Let's create a test function to which will check if an appropriate context is in place. We can run the method in the current thread where it will fail, but then we will wrap that function in a `compute_context` wrapper to ensure it gets launched with the right context, and see that it succeeds.

In [9]:
def check_ctx():
    # A simple method which checks the current context
    import dryml
    # Check whether any tensorflow context is available
    dryml.context.context_check({'tf': {}})

In [10]:
check_ctx()

NoContextError: 

In [14]:
# Wrap that method in a compute context with a tensorflow resource request
compute_check_ctx = dryml.context.compute_context(ctx_context_reqs=ctx_reqs)(check_ctx)

In [15]:
compute_check_ctx()

2023-03-20 17:31:59.258225: I tensorflow/core/common_runtime/gpu/gpu_device.cc:1525] Created device /job:localhost/replica:0/task:0/device:GPU:0 with 23 MB memory:  -> device: 0, name: NVIDIA GeForce GTX 1080, pci bus id: 0000:02:00.0, compute capability: 6.1


### Setting a 'current' context

If we're sure what kind of context we'll need throughout the program, we can also set the context directly with the `context.set_context` method which takes a resource request. We'll see once we set the current context, the function which failed earlier, will now succeed.

In [16]:
dryml.context.set_context(ctx_reqs)

2023-03-20 17:32:04.777831: I tensorflow/core/common_runtime/gpu/gpu_device.cc:1525] Created device /job:localhost/replica:0/task:0/device:GPU:0 with 23 MB memory:  -> device: 0, name: NVIDIA GeForce GTX 1080, pci bus id: 0000:02:00.0, compute capability: 6.1


In [17]:
# Now the original function will work
check_ctx()

We can also do a context check with a set of requirements we know is more than our current context has which will result in an Error!

In [18]:
dryml.context.context_check({'tf': {'num_gpus': 2}})

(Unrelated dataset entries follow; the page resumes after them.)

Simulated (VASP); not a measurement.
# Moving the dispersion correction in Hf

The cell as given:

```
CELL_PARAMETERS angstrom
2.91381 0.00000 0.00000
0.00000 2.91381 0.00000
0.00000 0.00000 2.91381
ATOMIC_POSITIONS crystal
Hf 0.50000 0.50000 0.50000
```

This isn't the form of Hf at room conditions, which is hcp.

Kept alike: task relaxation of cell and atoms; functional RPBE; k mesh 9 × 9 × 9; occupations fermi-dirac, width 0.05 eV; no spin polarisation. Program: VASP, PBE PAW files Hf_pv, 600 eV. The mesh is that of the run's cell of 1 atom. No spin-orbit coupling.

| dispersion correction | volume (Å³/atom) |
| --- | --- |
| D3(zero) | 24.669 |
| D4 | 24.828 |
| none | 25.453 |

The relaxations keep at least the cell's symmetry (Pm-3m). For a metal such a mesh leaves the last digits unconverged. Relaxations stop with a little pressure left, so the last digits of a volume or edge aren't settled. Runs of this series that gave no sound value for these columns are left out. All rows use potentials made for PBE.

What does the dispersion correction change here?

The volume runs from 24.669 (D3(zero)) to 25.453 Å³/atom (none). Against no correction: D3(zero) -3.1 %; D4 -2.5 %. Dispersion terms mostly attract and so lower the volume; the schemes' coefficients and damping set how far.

ContextIncompatibilityError: Context doesn't satisfy requirements {'tf': {'num_gpus': 2}}

And we'll just double check that the current context satisfies the requirements we set out earlier:

In [19]:
dryml.context.context_check(ctx_reqs)

## Wrap-up

Like other components of DRYML, `Dataset`s and `dryml.context` can be used outside of `DRYML`. `dryml.context` is very useful for automatically setting ML framework's device settings. and `Dataset` is great for inspecting and bridging existing datasets between different frameworks.